The Problem with Tattoos
There’s a problem in all of this. Tattoos are everywhere. Take, for example, the gym that I go to for a “work out,” where I lift bar bells grandmothers would laugh at. The overwhelming majority of patrons there have tattoos: forearms, upper-arms, calves, chests, necks, fingers, and ankles. Some extol Satan, mother, the names of love interests, Harleys, crucifixes, weapons, dragons, fire, spiders, abstractions, hell, flowers, Jesus, the Marines, the spirit, God, stars, angels, snakes, and superheroes, to name a few.
In this tattoo glut there’s a general loss of meaning. When I was growing up, tattoos used to mean something: some kind of countercultural expression, a protest against the yoke of certain mores and expectations, an all-purpose middle-finger at authority. I’m not saying I agree with their former message, but still, a message was there. No pun intended, but today’s tattoo phenomenon is representative of a broad and expanding problem that is best described as a dedication to surface, to integument. These walking tattoo canvases are not even pretending anymore. They have an unabashed sense of purposelessness in marring their skins. It’s not even fake remonstration, a love with the appearance of off-road thinking. No. None of that.

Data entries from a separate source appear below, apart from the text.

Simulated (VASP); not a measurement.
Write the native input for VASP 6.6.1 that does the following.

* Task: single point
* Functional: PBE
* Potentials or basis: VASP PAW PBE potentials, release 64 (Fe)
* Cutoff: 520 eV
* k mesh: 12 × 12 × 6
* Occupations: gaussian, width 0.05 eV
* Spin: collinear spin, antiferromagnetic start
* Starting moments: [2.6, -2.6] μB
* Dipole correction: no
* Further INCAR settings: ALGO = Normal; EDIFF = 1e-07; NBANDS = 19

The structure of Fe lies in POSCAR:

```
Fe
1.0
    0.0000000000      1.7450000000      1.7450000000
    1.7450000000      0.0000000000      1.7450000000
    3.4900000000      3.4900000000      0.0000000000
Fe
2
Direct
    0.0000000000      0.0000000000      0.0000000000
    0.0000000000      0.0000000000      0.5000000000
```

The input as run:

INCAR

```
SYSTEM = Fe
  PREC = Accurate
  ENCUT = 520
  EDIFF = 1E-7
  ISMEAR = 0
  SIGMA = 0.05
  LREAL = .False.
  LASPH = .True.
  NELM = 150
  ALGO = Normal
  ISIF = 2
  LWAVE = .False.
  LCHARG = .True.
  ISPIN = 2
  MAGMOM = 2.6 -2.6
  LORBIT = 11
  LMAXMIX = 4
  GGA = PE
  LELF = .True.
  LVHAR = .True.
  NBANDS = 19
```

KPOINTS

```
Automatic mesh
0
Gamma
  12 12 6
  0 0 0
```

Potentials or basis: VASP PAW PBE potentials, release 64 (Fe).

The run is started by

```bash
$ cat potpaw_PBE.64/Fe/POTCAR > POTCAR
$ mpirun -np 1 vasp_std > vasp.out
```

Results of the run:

It is, I’m afraid, the end of the world. Ok, how about . . . what Frank Thomas and Matt Weiland include in their little noticed volume: Commodify Your Dissent, a collection of essays from various authors that mourn the loss of true dissent and countercultural spark. What caused the loss? Is it a victory of the scourge of the ordinary and complacent, the glacial momentum of conformity? No! Get this: it is a commercialization of all things countercultural. Yes, the corporate world has discovered the perfect assassin of alternative thought: make money out of it by supply-sided economics, inspiring kids by the throngs to flock to the fringe, thus eliminating the meaning of fringe and emasculating its long and unofficial historical role of keeping people true.
Here’s what my tattoo will read: “Down with Down!” I know, you don’t care either.
4 Comments:
In talking to people, you may find that many tattoos mean something very personal to the person who bears them -- often even the most seemingly superficial ones. Not rebellion anymore, but rememberance: of people loved and lost, times held dear, accomplishments, and hurdles overcome. While I may or may not agree with the marks people choose to put on their bodies, and while many of them are indeed "fad-ish," it would be erroneous to say that modern tattoos are necessarily purposeless.
~M (daughter of a man who for some reason got a 70s stylized parrot emblazened on his leg when he was young, which just may mar my point a bit)
What you say is true re: the personal aspect, but still the point I raise is about the general loss of the meaning of off-roading thinking and the signs of this loss in pop, high, or fringe culture--all of which is increasingly commercialized. BTW: it could be that a parrot tattoo meant something in the 70's.
I agree that the countercultural has been subsumed by consumerism. But then there is the counterculture that is anti-consumerist - cultural jamming:
http://www.bayyinat.org.uk/jam.htm
Wasalaam
TMA
I'll buy some popcorn and watch and see what happens with that movement. It's not clear what the ideal or social impetus is behind it. Don't mean to be pessy, but sounds postmodern to me, like my punctuation. Unless you can explain the movement and, along the way, tell me what that logo means, which looks interesting.